Wednesday, May 6, 2015

(THE) MANUAL TRANSMISSION

The Golden Age series was built on a simple premise, to attempt some command on this staple of the pop idiom that is largely and conspicuously absent from the Songs of Days: the chorus.  I took as my guide a segment of the so-called "Golden Rule" from the KLF's The Manual (look it up: it's like there's a rule on the internet that anyone can host a free copy of this late 80s artifact of British punk/pop music culture - a description I'm sure would fill someone with shaking rage - but it has to be in some sort of eye-bending, Geocities era visual presentation - so it's not hard to find):

Thirdly, [your aspiring number one hit song] must consist of an intro, a verse, a chorus, second verse, a second chorus, a breakdown section, back into a double length chorus and outro. Fourthly, lyrics. You will need some, but not many.

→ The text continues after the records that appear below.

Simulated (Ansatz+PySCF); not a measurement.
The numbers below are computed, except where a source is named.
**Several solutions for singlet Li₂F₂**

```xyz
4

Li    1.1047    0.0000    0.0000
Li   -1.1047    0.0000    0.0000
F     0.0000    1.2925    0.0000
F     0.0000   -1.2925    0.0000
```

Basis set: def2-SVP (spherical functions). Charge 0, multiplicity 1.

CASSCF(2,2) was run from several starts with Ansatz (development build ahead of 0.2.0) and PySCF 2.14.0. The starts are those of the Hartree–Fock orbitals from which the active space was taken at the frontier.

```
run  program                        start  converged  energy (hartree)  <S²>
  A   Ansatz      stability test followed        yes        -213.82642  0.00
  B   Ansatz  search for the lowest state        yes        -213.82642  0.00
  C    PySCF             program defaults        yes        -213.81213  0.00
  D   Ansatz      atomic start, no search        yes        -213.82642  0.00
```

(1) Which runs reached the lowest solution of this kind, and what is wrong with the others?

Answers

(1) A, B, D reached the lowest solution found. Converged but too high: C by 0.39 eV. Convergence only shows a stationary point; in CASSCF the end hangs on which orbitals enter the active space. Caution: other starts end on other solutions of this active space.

My interpretation of this formula was to write a hundred and one (which were meant to be a hundred but I discovered long after the fact that I accidentally wrote number 30 twice) songs of the formula verse chorus verse chorus, sometimes a lyrical bridge, chorus chorus.

The experiment was a failure, I'd say, I never felt my choruses really fit, somehow, and I certainly didn't go on to integrate the form into my ongoing writing. It bums me out, I love a good chorus. I just don't seem to have the knack, though if I say so myself I scribe a winsome line from time to time.

There's quite a bit more to the Golden Rule as dictated by the Justified Ancients of Mu Mu, all to do with the music - oh right, the music. The rub, right there.  Lotta lyrics, but I've never been too great at creating music.  Not prolific. Not very sophisticated. And I suspect while not grasping the exact mechanism that the chorus problem is totally bound up in that deficiency.  It is the chorus that binds the words and melody, binds them up with the rhythm into a single shining braid.